Opinion
Argued September 10, 1981.
Decided October 2, 1981.
Appeal from the Superior Court, York County.
McEachern Thornhill, Duncan A. McEachern (orally), Kittery, for plaintiff.
Gary H. Reiner (orally), Kittery, for defendant.
Before McKUSICK, C.J., and GODFREY, NICHOLS, ROBERTS, CARTER, VIOLETTE and WATHEN, JJ.
Plaintiff Town of Kittery appeals from the denial by the Superior Court, York County, of its request for an injunction against defendant White's conduct of a used tire business on a lot, owned by defendant Piche, zoned partly for business and partly for residential use. We hold that the Superior Court erred in declaring i) that White's business is a lawful nonconforming use of the Piche lot and ii) that the Town is barred from applying different zoning regulations to different parts of a single lot. We therefore vacate the judgment entered below for defendants.

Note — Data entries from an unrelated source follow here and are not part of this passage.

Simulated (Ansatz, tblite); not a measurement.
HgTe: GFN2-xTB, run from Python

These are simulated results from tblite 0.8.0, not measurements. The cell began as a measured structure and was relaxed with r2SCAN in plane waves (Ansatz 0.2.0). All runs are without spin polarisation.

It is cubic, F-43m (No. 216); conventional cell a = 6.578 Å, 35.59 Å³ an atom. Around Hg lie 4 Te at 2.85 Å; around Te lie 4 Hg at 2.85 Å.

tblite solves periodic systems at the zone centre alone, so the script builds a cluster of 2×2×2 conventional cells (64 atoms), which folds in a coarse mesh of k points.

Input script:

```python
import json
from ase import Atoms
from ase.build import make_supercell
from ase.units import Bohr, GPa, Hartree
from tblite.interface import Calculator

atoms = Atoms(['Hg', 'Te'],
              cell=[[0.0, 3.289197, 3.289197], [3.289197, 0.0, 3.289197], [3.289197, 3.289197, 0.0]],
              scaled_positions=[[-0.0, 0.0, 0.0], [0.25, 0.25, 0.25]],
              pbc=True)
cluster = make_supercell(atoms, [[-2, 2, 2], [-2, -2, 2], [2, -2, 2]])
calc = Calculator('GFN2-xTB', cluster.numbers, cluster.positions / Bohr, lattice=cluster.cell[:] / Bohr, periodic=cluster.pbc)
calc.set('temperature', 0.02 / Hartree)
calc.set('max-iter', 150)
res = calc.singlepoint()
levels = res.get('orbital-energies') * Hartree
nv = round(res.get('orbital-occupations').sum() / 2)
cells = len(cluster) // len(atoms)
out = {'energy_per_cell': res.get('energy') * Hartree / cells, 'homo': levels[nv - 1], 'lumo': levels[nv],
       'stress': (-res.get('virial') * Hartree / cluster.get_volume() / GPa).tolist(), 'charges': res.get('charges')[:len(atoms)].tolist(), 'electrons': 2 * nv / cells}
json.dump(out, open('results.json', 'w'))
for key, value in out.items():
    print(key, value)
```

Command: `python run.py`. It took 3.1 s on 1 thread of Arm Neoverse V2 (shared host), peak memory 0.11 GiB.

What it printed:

For the purposes of the Kittery zoning ordinance, the Piche lot is called a "split lot," in that part of it is located in the "local business zone" and part in the "urban residential zone." A garage-type building on the property straddles both zones. The lot is also divided for rental purposes: one part fronting on Wentworth Street, entirely in the business zone and not at issue here, is rented for a pizza parlor, so-called; and one fronting on Dame Street, mostly in the business zone but having its Dame Street frontage in the urban residential zone, was used by White for his used tire business. The latter portion of the building has its only truck entrance in the residential zone; a smaller side entrance in the business zone cannot accommodate trucks. In August 1978 Piche sought and obtained permission from Kittery's Board of Appeals for "existing nonconforming warehousing and storage" that validated her husband's use of this half of the building to store his carpentry equipment. Later, Piche rented the premises to defendant White for the operation of his wholesale used tire business there. In August 1979 the Town commenced the present action against Piche and White seeking to enjoin White's business as a violation of the local zoning ordinance.
After a premature appeal to this court, see Town of Kittery v. White, Me., 415 A.2d 1087 (1980), the Superior Court entered final judgment for defendants. The Superior Court justice implicitly found the used tire business to fall within the lawful nonconforming use permitted for warehousing and storage. He also assumed, with the Town's consent, that White's operation was permissible within the local business zone. On that assumption, he ruled as a matter of law that the entire lot was effectively zoned for business, because "when a zoning ordinance line splits a lot in use at the date of the passage of the ordinance, the whole lot is only subject to the less restricted zone." The justice cited Gagne v. Lewiston Crushed Stone Co., Inc., Me., 367 A.2d 613, 622 (1976), to support this proposition. The Town timely appealed to the Law Court.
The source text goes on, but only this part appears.